Unsupervised Learning
No labels — find structure in the data itself. Three classical problems: clustering, dimensionality reduction, density estimation. Modern self-supervised learning grew out of this lineage.
Clustering
Group similar items.
k-means
Pick k cluster centers; assign each point to nearest; recompute centers; repeat.
from sklearn.cluster import KMeans
km = KMeans(n_clusters=8).fit(X)
labels = km.labels_
- Fast and simple, but assumes spherical clusters of similar size.
- Sensitive to initialization (
k-means++is the standard fix). - You have to choose
k(use the elbow method or silhouette score).
DBSCAN, HDBSCAN
Density-based: clusters are dense regions; points in sparse regions are noise.
- Doesn’t require choosing
k. - Handles non-spherical clusters and outliers naturally.
- HDBSCAN adapts to varying density — usually preferred for embedding clustering.
Hierarchical clustering
Build a tree of merges (agglomerative) or splits (divisive). The dendrogram gives you any number of clusters by cutting at different heights.
Dimensionality reduction
Compress high-dimensional data while preserving structure.

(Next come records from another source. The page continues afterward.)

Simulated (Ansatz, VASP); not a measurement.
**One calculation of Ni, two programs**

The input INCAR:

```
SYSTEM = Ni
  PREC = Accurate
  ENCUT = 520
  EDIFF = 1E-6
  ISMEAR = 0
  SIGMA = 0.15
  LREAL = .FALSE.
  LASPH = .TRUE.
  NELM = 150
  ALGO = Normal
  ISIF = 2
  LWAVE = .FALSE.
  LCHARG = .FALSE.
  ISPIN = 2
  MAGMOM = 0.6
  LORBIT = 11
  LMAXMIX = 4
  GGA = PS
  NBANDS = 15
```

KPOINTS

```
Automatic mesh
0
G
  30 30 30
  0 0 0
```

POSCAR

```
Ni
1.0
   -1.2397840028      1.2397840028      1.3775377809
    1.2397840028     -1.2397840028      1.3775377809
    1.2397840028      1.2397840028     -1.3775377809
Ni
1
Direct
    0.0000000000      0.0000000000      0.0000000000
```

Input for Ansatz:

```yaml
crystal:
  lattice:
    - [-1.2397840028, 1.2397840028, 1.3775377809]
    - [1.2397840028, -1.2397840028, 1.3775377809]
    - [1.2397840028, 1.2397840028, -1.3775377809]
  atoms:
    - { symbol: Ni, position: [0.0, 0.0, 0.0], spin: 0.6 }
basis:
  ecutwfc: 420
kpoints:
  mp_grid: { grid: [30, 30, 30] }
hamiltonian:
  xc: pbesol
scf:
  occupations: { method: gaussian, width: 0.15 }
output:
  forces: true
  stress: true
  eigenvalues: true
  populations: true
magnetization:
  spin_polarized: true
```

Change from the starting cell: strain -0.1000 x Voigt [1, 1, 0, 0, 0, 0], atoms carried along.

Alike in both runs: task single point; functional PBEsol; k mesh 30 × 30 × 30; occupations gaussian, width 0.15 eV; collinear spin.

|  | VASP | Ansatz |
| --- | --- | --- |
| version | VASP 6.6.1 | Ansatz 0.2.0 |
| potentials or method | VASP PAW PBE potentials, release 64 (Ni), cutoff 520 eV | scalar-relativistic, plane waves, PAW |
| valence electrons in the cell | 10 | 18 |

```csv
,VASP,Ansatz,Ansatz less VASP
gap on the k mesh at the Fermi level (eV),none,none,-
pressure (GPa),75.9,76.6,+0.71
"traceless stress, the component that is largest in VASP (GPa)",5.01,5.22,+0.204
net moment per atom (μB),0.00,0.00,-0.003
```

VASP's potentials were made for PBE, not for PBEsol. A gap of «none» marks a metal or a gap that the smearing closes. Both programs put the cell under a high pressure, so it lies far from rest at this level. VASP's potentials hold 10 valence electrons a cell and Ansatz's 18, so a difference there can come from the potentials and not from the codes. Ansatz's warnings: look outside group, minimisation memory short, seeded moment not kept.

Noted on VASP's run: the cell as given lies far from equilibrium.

PCA (Principal Component Analysis)
Find the orthogonal directions of maximum variance. Project data onto the top k.
- Linear method.
- Optimal for Gaussian-like data.
- Used for visualization, denoising, feature decorrelation.
from sklearn.decomposition import PCA
X_2d = PCA(n_components=2).fit_transform(X)
t-SNE
Non-linear, focuses on preserving local neighborhoods. Great for visualization (2D plots that actually show clusters).
Pitfall: distances in t-SNE plots are not meaningful. Two close clusters might be far in the original space. Use t-SNE for “do these clusters separate?”, not “how far apart are they?”
UMAP
Successor to t-SNE for most purposes. Faster, preserves more global structure, has solid theoretical grounding (manifold learning).
import umap
reducer = umap.UMAP(n_components=2)
X_2d = reducer.fit_transform(X)
UMAP and HDBSCAN together are the modern default for “I have embeddings, find clusters and visualize them.”
Autoencoders
A neural network that compresses and reconstructs. The bottleneck is your low-dim representation.
input → encoder → latent → decoder → reconstruction
Trained to minimize reconstruction error. Variants: denoising AE, variational AE (VAE), masked AE. Modern foundation models (BERT, MAE) are essentially huge autoencoders.
Density estimation
Estimate P(x) itself.
- Kernel density estimation (KDE): place a small bump at each data point; sum.
- Gaussian mixture models (GMM): fit a weighted sum of Gaussians via EM.
- Normalizing flows / diffusion models / autoregressive models: modern, used in generative AI (Stage 12).
A well-calibrated density model lets you do anomaly detection, generate samples, and compute likelihoods.
Self-supervised learning (the modern unsupervised)
Generate labels from the structure of the data itself:
- Masked language modeling (BERT): mask tokens, predict them.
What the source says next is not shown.